By Marcy Gordon, Associated Press, Thursday, April 5, 2007;
The Securities and Exchange Commission yesterday approved a framework for changes to rules under the Sarbanes-Oxley anti-fraud law that would ease requirements for companies and the auditors who pore over their books.
The vote by the five SEC commissioners was unanimous in support of building more leeway into the rules, especially those being written by the independent board that oversees the accounting industry. The commissioners debated the changes, proposed by the SEC staff, at a public meeting at which differences were aired over a crucial part of the Sarbanes-Oxley Act. The law, enacted in 2002 in response to a number of corporate and accounting scandals, requires companies to assess the strength of their internal checks and balances to guard against fraud. The proposed changes are intended "to eliminate waste and duplication," the SEC said. "These needed improvements in the Sarbanes-Oxley process are especially urgent for smaller companies," SEC Chairman Christopher Cox said.
The framework calls for greater use of an approach based on principles rather than ironclad rules, which is in line with a recommendation of a private-sector group that has been pushing for eased business regulations.

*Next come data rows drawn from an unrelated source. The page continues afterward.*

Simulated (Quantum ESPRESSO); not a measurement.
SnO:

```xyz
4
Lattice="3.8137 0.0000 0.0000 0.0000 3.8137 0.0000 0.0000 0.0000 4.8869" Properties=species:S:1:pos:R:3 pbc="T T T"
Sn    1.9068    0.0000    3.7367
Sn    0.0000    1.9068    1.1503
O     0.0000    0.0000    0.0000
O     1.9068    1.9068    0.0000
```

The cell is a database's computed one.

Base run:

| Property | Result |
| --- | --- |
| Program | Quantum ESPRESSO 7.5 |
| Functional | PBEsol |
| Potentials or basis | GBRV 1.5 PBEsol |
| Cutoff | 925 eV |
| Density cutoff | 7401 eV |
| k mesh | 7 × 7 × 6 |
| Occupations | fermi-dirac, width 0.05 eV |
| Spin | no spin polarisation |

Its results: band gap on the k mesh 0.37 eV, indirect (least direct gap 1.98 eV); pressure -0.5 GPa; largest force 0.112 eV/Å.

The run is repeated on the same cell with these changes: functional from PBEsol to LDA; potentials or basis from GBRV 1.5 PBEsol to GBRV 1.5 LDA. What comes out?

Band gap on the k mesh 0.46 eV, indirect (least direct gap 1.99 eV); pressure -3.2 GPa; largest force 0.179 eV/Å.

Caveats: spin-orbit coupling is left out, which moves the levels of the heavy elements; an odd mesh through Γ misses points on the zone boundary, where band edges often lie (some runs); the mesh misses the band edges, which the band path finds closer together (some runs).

The SEC and the Public Company Accounting Oversight Board have worked for several months to resolve differences over the rules. Some experts and investor advocates complain that the SEC is strong-arming the board to weaken regulatory standards.
Officials of the SEC and the accounting board say they are striking a balance between protecting investors and reducing the financial record-keeping required of companies. The SEC and the oversight board want final rules in place by June so they would apply to audits of all 2007 statements.